Skip to main content

A Rust-inspired, Typer-powered CLI for reliably managing project documentation.

Project description

croc

License: MIT Python 3.13+ uv Ruff ty

ids are owners, links are borrows, croc check is the borrow checker.

A Rust-inspired, Typer-powered CLI for reliably managing project documentation.

croc treats a markdown doc tree the way Rust treats memory: ids are owners, links are borrows, croc check is the borrow checker, and croc rename is an atomic refactor. Move a file and every reference keeps working. Introduce a dangling link and the commit is refused.


The problem

A thoughts/ tree grows branching paths, nested directories with self.md files, and files that reference other files by path. When a file moves, every referrer has to be updated. The usual options all fail:

  • By hand: grep for every reference and hope you didn't miss one.
  • With sed: risk rewriting substring matches inside prose or code blocks.
  • With Obsidian/Notion: silent link rot whenever someone edits outside the editor.

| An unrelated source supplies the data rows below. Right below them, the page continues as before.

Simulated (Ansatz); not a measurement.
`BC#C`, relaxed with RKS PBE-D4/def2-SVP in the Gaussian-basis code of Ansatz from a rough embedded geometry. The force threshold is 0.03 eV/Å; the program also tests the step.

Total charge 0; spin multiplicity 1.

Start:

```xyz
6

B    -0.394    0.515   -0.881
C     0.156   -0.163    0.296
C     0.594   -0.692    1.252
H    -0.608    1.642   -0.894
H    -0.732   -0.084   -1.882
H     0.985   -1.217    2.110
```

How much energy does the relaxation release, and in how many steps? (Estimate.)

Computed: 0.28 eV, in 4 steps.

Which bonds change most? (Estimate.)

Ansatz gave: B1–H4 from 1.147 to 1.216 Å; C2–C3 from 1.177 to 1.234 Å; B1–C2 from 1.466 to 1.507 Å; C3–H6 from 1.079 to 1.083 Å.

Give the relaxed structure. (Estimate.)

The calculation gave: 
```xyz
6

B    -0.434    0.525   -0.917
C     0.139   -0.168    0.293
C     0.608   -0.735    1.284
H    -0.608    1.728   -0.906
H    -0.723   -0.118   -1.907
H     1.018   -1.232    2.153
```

None of these prevent the broken intermediate state — the window where main has dangling refs and no one has noticed. croc check closes that window by refusing the commit; croc rename makes the refactor an atomic transaction.

The idea

Replace path-based references with stable ids. A reference like [[id:registry-pattern]] resolves through a derived index of every id in the tree. When a file moves, the id travels with it; every link still works. When an id changes, one command rewrites every referrer atomically.

Tree-as-memory

Rust concept croc concept
Ownership Each .md has a unique id in frontmatter
Move semantics mv relocates bytes; id travels with the file
&T (borrow) [[id:X]] — strong link
Weak<T> [[see:X]] — soft citation, may dangle
Lifetimes Strong links may not outlive their target
Newtype pattern DocId and DocPath are distinct types
Borrow checker croc check refuses trees with broken invariants
Validate-then-commit Rewrites simulated in memory before any disk write

Quick start

Requires Python >=3.13 and uv.

# Install
uv sync

# Check the included example
uv run croc check examples/thoughts

# Print the derived id → path index
uv run croc index examples/thoughts

# Scaffold a doc tree from a source directory (plain markdown)
uv run croc crawl src/
# Same, but also adopt into croc shape — ready for `croc check`
uv run croc crawl src/ --adopt

# Adopt croc on a repo with plain markdown (preview first)
uv run croc init --adopt --dry-run path/to/docs/
uv run croc init --adopt            path/to/docs/

# Rename an id; every referrer updates atomically
uv run croc rename old-id new-id --root path/to/docs/

# Move a file; id-based links mean zero references need rewriting
uv run croc move path/to/docs/a.md path/to/docs/subdir/ --root path/to/docs/

Commands

croc check <root>

Runs the borrow checker. Exit codes:

  • 0 — tree is sound
  • 1 — tree has violations (printed to stderr)
  • 2 — tree cannot be loaded (malformed frontmatter, missing root)

croc index <root>

Prints the derived id → path map as JSON. The index is never stored — it's a regenerable view over the tree, so it cannot drift.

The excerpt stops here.